Samsung Galaxy S20 Ultra killer has world’s first all-curved display
If this leak is true, the Samsung Galaxy S20 Ultra’s reign as the Emperor of the Android Universe is about to end. And I don’t care you have to go through a loophole to sideload Google’s apps and service: the Huawei P40 Pro looks like the most impressive Android phone.
Published by reputable leakster Ishan Agarwal, the images show “the world’s first quad curved display”. Here’s a detail of what he’s talking about:
Apparently Huawei has managed to create an AMOLED panel that is not curved only on the left and right sides, as it is the norm with other smartphones, but on all sides. And no, it’s not just the glass that covers it but the actual panel.
And while it still has the ugly pill punch hole to house two sensors for facial authentication, this effect is pretty striking. The bezels disappear completely except for the ultra-thin chin, as you can see in this frontal shot:
The only thing that bothers me is the black corners. It looks like one of those old albums where you used sticky corners to hold the photos on place.
The most impressive thing, as usual with Huawei’s flagships, is precisely the photos you will be able to take with its new camera system. According to previous rumors, it should be really impressive and probably leave the Samsung Galaxy S20 Ultra and every other Android phone in the dust, just like the Huawei P30 and the P20 did before it.
The new P40 Pro seems to have five sensors behind the usual lenses co-developed with Leica. Rumor is that these will hold a 52MP sensor for the main camera, a 40MP for the ultra-wide, a 10x optical telephoto, and a Time-of-Flight sensor, like the LiDAR that comes in the iPad Pro 2020. The fifth sensor is rumored to have a telephoto lenses with 3x zoom.

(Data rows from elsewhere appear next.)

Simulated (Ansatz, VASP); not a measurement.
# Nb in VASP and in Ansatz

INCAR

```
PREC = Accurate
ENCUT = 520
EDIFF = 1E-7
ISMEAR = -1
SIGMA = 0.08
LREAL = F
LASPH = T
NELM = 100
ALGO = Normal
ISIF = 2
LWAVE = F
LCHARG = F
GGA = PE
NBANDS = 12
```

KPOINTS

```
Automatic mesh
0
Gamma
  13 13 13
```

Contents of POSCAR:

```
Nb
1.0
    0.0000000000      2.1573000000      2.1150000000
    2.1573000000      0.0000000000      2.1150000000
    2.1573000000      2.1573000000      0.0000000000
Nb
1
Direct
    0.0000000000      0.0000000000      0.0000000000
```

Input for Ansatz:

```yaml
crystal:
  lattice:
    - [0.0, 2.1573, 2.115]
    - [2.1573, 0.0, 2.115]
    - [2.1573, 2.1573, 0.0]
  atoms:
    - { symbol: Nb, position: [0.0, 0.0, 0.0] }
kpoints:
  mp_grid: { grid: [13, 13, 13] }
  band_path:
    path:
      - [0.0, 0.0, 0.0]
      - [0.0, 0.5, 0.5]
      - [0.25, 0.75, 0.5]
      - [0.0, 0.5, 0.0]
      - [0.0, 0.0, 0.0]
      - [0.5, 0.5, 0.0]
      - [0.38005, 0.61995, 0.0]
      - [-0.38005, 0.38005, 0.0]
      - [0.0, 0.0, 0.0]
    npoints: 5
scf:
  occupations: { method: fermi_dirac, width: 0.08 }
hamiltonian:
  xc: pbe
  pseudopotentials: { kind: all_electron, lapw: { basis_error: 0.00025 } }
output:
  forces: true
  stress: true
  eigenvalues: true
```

The last one is meant to provide with an intermediate step as you go from 1x in the main sensor to 10x in the telephoto. The Ultra has a theoretical advantage there, as it has a motorized telephoto periscope system that offers continuous zooming — a miniature version of what a real telephoto lens will do on a standard camera.
We will have to see which fares better, though. It’s going to be a ferocious battle — one that Samsung seems to be losing just before it started, at least in the marketplace.